Whilst the significance of specifically targeting this component tends to be accepted and addressed to a larger degree across sports such as American Football, Rugby and Soccer, there still exists a substantial amount of uncertainty surrounding this area in the sport of Ice Hockey. More specifically, the relationship between high velocity skating, dry land speed development, and whether consistent targeted speed work can/should be programmed to help support and improve on-ice performance is often heavily debated.
The above is possibly caused by the large array of off-ice options available in many facilities, but more commonly due to a considerable amount of misunderstanding and apprehension associated with the use of high intensity activities such as sprinting and jumping. More often than not the end result is only minimal amounts of training time/resources being allocated to this area, or it simply being ignored and not assigned any importance at all.

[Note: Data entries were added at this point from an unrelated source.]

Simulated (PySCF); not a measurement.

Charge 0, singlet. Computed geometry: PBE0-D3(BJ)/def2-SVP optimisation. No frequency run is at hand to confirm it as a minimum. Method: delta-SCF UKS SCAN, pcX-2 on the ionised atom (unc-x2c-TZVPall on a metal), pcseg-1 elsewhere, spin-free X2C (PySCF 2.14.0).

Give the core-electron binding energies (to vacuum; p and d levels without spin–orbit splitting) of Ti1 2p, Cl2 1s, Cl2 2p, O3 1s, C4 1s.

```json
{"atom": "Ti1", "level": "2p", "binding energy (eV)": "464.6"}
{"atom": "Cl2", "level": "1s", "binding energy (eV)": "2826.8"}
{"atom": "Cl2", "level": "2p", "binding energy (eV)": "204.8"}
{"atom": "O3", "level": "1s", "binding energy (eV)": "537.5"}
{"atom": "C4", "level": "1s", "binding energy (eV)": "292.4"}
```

Common reservations around the use of off-ice speed work in ice hockey include the fear of athletes injuring themselves in what are often described as ‘non-functional’ tasks, as well as the misguided belief of interfering with work in sports-specific technical areas. These concerns are unfounded if general speed development (including both on- and off-ice work) is appropriately implemented with thoughtful and progressive training program design. Adaptations in this area are also likely to positively support overall hockey development by enabling the athlete to perform at/repeat higher output levels, recover faster from submaximal efforts, as well as simply be a more physically robust and resilient competitor.
Ice-skating is a unique movement sequence, and whilst it displays notable differences to sprinting on land, it also shares major relevant similarities, particularly to sprint acceleration (Lafontaine, 2007). Even at maximum velocity skating the postures, joint angles and propulsion strategies are remarkably comparable to this phase, particularly at the hips, knees and ankles.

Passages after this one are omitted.